Deep Industries Ltd
49% Revenue Growth Is This Energy Player Entering a New Growth Cycle ?

Deep Industries delivered a strong Q4FY26 performance with revenue surging 49% YoY, supported by healthy execution across key business segments. Despite temporary operational setbacks and elevated costs, the company maintained strong growth guidance, a robust ₹30 billion order book, and ambitious expansion plans in drilling, offshore, and green energy businesses.
Deep Industries reported a robust Q4FY26 performance, with revenue rising 49% YoY and 12.3% QoQ to ₹2.5 billion, surpassing market expectations. Growth was driven by strong traction across most operational segments, although the PEC business was partially impacted by a fire-related disruption. The company’s ability to sustain execution momentum despite operational challenges has reinforced confidence in its long-term growth trajectory.

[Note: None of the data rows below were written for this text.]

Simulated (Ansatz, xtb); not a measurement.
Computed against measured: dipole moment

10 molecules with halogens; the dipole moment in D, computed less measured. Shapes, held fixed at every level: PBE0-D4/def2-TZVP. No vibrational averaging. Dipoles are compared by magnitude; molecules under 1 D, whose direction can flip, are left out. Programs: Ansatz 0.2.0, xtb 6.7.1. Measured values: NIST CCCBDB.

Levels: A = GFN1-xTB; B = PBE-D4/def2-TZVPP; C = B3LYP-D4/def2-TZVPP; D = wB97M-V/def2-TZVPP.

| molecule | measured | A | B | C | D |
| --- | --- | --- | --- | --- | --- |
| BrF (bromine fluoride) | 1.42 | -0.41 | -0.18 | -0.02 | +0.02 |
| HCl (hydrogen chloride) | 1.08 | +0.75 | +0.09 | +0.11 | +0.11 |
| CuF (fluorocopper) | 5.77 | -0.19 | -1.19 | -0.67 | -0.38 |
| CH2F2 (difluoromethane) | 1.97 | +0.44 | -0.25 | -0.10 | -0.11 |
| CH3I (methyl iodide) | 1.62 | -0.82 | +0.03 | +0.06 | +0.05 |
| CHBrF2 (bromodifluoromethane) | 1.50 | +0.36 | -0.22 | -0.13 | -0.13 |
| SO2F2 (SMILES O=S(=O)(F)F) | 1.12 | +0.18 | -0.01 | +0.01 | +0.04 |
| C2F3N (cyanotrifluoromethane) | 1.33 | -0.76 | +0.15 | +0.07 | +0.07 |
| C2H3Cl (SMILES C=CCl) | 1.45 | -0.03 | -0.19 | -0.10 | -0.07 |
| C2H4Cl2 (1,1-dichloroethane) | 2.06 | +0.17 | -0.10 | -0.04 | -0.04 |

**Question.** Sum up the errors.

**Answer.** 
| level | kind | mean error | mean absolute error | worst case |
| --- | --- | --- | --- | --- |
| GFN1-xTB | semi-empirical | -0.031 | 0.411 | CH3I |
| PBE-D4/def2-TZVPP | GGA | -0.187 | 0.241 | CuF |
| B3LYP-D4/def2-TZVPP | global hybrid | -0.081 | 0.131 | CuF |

While operational performance remained strong, profitability came under pressure due to elevated expenses. EBITDA grew 45% YoY to ₹819 million but declined sequentially as other expenses surged sharply during the quarter. A significant portion of this increase came from provisions related to legacy receivables from Dolphin Offshore. Additionally, the company reported a large non-cash exceptional write-off linked to older receivables from its Kandla entity. Despite these adjustments, adjusted profit after tax still rose 50% YoY to ₹630 million, highlighting resilience in the core business.
Deep Industries continues to maintain a strong order book exceeding ₹30 billion across drilling, gas processing, workover, and production enhancement services. The company also has an active bidding pipeline of ₹5–6 billion, excluding upcoming PEC opportunities. Management expects new contract wins in higher horsepower drilling rigs and PEC projects during H1FY27, which could further strengthen revenue visibility over the next two years.
The company has outlined an ambitious ₹3 billion capex plan for FY27 focused on PEC expansion, higher-capacity rigs, and gas processing assets. Deep Industries is also evaluating additional investments in 2000 HP drilling rigs through joint ventures, reflecting confidence in rising demand for high-capacity energy infrastructure. Beyond traditional oil & gas services, the company is exploring opportunities in green hydrogen, coal gasification, geothermal energy, and offshore fleet expansion to diversify future revenue streams.
Despite temporary delays in the PEC project following the Andhra Pradesh gas leak incident, management reiterated its expectation of 25–30% revenue growth with sustainable EBITDA margins of 42–45% over the medium term. The company believes its diversified business mix and expansion into higher-margin segments will improve earnings stability and support long-term growth. Analysts continue to remain constructive on the stock, expecting healthy revenue and EBITDA CAGR over FY26–FY28.
Deep Industries’ latest quarter highlights a company balancing near-term operational challenges with strong long-term growth visibility. A large order book, aggressive capex strategy, expansion into emerging energy segments, and stable margin guidance are keeping investor optimism intact. The stock’s movement reflects growing market confidence that Deep Industries could emerge as a stronger and more diversified energy infrastructure player in the coming years.